I believe this is the quickest way to make a computer handle it.

 

[Drawmack]

I have the algorithm almost complete, just one last problem. It does not account for this being an ordered set. In other words if the combination is 1,1,1 it returns 3 when it should only return 1.

Here is the algorithm with this bug in it.

[color=white]
  function getPossibleCombinations($result,$arySides,$position) {
    if($result < count($arySides)) {return 0;}
    $current = $arySides[$position];
    $min = count($arySides)-1;
    $max = array_sum($arySides) - $current;
    $minCurrent = $result - $max;
    if($minCurrent < 1) {$minCurrent = 1;}
    $maxCurrent = $result - $min;
    if($maxCurrent > $current) {$maxCurrent = $current;}
    $set = $maxCurrent - $minCurrent + 1;
    if($position == (count($arySides)-1)) {return $set;}
    else {return($set + getPossibleCombinations($result,$arySides,$position+1));}
  }
[/color]

I could translate this into pseudocode but this php is so close to pseudocode that seems redundant. If anyone knows how to trim out duplicates of duplicates that would be greatly appreciated.

 

[nsruf]

If anyone knows how to trim out duplicates of duplicates that would be greatly appreciated.
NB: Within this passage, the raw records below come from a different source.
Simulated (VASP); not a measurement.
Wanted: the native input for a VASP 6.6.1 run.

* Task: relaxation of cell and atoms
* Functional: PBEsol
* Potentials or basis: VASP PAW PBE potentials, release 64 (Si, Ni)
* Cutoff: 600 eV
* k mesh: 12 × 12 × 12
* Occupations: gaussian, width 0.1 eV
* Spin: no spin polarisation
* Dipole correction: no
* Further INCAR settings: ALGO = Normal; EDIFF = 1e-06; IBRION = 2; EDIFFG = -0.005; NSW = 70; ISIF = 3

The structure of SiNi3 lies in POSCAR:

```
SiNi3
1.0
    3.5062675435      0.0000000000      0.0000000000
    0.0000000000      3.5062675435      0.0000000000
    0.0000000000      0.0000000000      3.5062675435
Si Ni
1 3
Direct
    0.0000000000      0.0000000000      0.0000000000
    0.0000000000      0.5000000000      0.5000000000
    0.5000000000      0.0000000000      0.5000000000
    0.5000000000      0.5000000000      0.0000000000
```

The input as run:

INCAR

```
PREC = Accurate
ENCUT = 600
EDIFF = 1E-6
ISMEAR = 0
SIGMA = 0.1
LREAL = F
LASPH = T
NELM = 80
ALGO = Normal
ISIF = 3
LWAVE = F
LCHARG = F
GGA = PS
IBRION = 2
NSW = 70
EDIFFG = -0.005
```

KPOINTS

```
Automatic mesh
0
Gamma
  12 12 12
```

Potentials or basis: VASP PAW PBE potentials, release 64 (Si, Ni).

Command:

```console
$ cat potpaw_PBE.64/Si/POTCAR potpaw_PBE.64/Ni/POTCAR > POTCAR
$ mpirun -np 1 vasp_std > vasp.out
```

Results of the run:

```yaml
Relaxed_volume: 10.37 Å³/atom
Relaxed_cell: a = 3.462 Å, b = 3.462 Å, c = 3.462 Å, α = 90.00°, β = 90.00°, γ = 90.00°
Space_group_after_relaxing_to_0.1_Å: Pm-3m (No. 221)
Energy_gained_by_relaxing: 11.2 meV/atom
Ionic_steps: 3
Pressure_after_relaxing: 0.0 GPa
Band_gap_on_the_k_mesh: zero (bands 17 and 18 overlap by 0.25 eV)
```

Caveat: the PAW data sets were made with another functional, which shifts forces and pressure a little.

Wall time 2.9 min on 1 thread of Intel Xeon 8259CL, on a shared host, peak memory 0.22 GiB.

You shouldn't get any duplicates if you consider all 1..p possible values for the first die and call your function recursively p times to get the number of combinations that make up the remainder. However, you get a huge number of function calls. I'd advise you to implement the recursive calculation without actual recursion, sort of like my matlab script does it for n equal dice.

 

[Riveneye]

Wow, I seem to have sparked a lot of interest. I never knew so many people had been wondering the same thing.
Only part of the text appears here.